Therefore, what is actual meaning for the tree-like directory structure (e.g., 2020/06/24/16/)?

I have a question regarding the directory tree for Weekly Places Patterns. As for Weekly Places Patterns (for data from 2020-06-15 to 2020-11-30), I thought the corresponding weeks are 2020-06-24, 2020-07-01, and etc. at the first glance, but it turns out the starting date in 2020/06/24/16/patterns-part1.csv.gz is 2020-06-15. Therefore, what is actual meaning for the tree-like directory structure (e.g., 2020/06/24/16/)?

This looks like this is part of the old release - Firstly, I recommend using the Weekly Places Patterns Backfill for Dec 2020 and Onward Release instead as it covers the same time period in 2020 but using the most up-to-date POI and geometry information from Dec 2020.

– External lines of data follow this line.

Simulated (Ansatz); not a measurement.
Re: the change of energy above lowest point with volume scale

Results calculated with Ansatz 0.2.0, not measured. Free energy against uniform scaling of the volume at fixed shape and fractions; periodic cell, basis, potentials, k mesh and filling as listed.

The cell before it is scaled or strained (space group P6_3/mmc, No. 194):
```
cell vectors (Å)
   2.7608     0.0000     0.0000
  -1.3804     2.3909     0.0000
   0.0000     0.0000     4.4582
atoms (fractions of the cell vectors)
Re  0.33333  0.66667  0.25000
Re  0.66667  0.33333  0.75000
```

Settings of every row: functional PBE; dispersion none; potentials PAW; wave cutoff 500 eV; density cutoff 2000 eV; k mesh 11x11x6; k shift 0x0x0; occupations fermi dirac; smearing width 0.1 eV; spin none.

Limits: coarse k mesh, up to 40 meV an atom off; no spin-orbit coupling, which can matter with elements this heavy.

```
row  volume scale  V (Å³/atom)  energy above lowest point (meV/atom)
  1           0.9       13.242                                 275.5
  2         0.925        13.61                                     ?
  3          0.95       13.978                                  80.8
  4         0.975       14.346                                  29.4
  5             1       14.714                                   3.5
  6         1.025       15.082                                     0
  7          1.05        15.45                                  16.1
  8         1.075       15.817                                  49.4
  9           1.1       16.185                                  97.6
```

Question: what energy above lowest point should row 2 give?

In general, we have a Weekly Patterns product which is released every Wednesday (6/24, 7/1, etc.) and covers the previous Mon-Sun week. This is why the file which was then-delivered on 6/24 covers 6/15-6/21 in terms of data. The Weekly Places Patterns (for data from 2020-11-30 to Present) dataset will follow this Wednesday file structure as well, except for the on one or two rare occasions files get delivered Thursdays.

However, since we are constantly making updates to things like geometries and POIs, this means more recent months have the benefit of these changes. To propogate those changes into our historical data, every 6 months we will hindcast all of the historical Patterns data using the most up-to-date changes. This is what we call a “backfill”, and the most recent backfill was done in Dec 2020. So for datasets which have “backfill” in the title, the file paths will indeed start on the Monday (e.g., 6/15, 6/22, etc).

In short, the file to which you’re referring was delivered on the Wednesday schedule, but I recommend you use the backfill data for the same period instead since it is the most up-to-date, and there the file paths will be the Mondays as expected.